The Law Society's reform plan received the go-ahead from the council this week, dooming 48 committees but giving birth to an executive committee from 1 February next year.
However, council members were divided over plans to select, rather than elect, members of the interim executive that will drive the changes through until June next year.
Vice-president Kamlesh Bahl said that the eight-person executive, including the three office-holders, needed to be made up of people who were “100 per cent committed to reform”.
Many council members insisted that elections were essential if the council was to take its democratic traditions seriously.
Graham White said: “If you don't have on board people who are sceptical, then the validity of the ideas is questionable.”
But Philip Hamer said the office-holders needed to act like managers of a football team, picking the best players, not having the fans vote for the team.

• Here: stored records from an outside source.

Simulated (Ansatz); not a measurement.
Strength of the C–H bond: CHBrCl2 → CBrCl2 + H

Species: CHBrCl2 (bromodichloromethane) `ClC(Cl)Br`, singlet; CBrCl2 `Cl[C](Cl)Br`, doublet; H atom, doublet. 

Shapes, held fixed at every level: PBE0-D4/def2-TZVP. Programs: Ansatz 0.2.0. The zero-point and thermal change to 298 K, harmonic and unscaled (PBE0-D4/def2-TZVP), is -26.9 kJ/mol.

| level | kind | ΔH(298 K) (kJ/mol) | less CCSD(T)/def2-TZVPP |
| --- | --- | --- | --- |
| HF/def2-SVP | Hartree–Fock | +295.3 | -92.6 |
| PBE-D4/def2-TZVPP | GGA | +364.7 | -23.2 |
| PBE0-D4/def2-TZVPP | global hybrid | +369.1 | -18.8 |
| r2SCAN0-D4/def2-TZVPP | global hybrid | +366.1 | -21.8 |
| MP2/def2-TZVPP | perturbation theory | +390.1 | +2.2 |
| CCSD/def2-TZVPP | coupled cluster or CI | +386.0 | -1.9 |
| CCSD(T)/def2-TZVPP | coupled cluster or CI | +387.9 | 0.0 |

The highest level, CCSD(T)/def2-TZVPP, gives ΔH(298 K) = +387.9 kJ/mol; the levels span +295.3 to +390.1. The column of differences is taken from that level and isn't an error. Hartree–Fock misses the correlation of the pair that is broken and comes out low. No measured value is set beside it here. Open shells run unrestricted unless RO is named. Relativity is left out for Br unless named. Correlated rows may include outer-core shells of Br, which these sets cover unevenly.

The council was presented with an all-or-nothing framework which would see many of the 160 committees and sub-committees replaced by short-term, goal-focused task forces and an executive that could implement council decisions.
Despite widespread concern over the detail of the Reform Working Party's report, council members were enthusiastic about the general thrust of their work and supportive of the urgent need for change.
Members acknowledged that the Law Society was seen as “arrogant”, “out of touch” and “irrelevant”.
Maria Fernandes summed up the majority mood when she said: “To some of you it may not be a perfect plan, but it's a plan. Let's get on with it.”
Bahl agreed that “not everything will work and I think we will have to adjust it as we go along”.